Curler Ryan Fry has apologized for his behaviour after being intoxicated at the Red Deer Curling Classic over the weekend. Canadian Press photo

Curler Ryan Fry has apologized for his behaviour after being intoxicated at the Red Deer Curling Classic over the weekend. Canadian Press photo

Code of conduct needed after Curling Classic debacle, says Red Deer Curling Manager

Wade Thurber says code of conduct will help organizers in the future if another incident occurs

The manager of Red Deer’s curling centre is calling for the World Curling Tour (WCT) to implement a code of conduct after a team was kicked out of the Red Deer Curling Classic for unsportsmanlike behavior.

Red Deer made national and international news Monday after Jamie Koe’s team, which included former Olympian Ryan Fry, Chris Schille and DJ Kidby, were ejected from the $35,000 World Curling Tour competition on Saturday.

“The World Curling Tour needs to develop a code of conduct for the players that give it the means to suspend or fine players,” said Manager Wade Thurber.

He said other professional sports federations have codes of conduct in place that punish bad behaviour, which is ‘rare’ in curling, he said.

“It also gives us as the event organizers the ability to write up a report, send it into the WCT and hope that something happens,” he said. “Or maybe, we report a situation and if there is enough reports on the same curler then, eventually, the tour has to do something.”

After drinking in the bar area Saturday, Koe sat out while the three other curlers played in an afternoon game that resulted in their disqualification, Thurber said. Fry, who won Olympic gold with skip Brad Jacobs at the 2014 Sochi Games, broke three brooms, the team was drunk on the ice and swearing and a wall was damaged in the locker room.

On Tuesday, the World Curling Tour said it plans to review its policy after the incident.

Thurber said he is waiting to see what happens next. The minimum he is hoping for is a code of conduct for World Curling Tour curlers.

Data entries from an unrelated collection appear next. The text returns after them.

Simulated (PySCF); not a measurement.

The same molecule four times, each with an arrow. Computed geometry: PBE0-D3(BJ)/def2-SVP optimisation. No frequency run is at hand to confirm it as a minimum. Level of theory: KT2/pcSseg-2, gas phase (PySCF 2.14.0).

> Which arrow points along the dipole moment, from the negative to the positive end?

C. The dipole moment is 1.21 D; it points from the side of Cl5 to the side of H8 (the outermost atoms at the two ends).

“It is unacceptable to break brooms and damage and disrespect curling facilities,” he said. “Curling is a good sport. It’s a very social sport and you can play it all your life. It’s a fun game.”

He added, “It’d be nice to know that we have something in place knowing that there is backing for these events. That it’s more than just saying, ‘No, you can’t come play here again.’”

On Saturday, the team members left the curling centre without issue and forfeited Sunday’s game. They also issued statements Monday apologizing for their actions. Thurber said the team members called to apologize and showed regret.

On Twitter, Fry said he was sorry to those affected by his actions.

“I never meant to offend anyone but that’s the result of a poor decision – I have to live with the consequences and will be taking every step needed to guarantee this never happens again,” he said on the social media platform.

Koe said in a statement that Saturday’s incident was a lapse in judgment.

“We contributed to (an) unpleasant experience for others,” he said. “Although I removed myself from the last game before it started, the actions from the team led to our disqualification. We were disrespectful and the committee was right to disqualify us from further play, which we did not argue.”

Fry, who normally plays with Jacobs, E.J. Harnden and Ryan Harnden, offered to pay for any damages, Thurber said.

Red Deer Curling Classic Results:

On the men’s side, Kody Hartung’s team from Saskatoon beat out last year’s champion Team Bottcher, 7-6, taking home the $35,000 purse.

On the women’s side, Robyn Silvernagle’s team from North Battleford, Sask. is $35,000 richer after winning the Red Deer Curling Classic. They beat China’s Jie Mei, 8-5.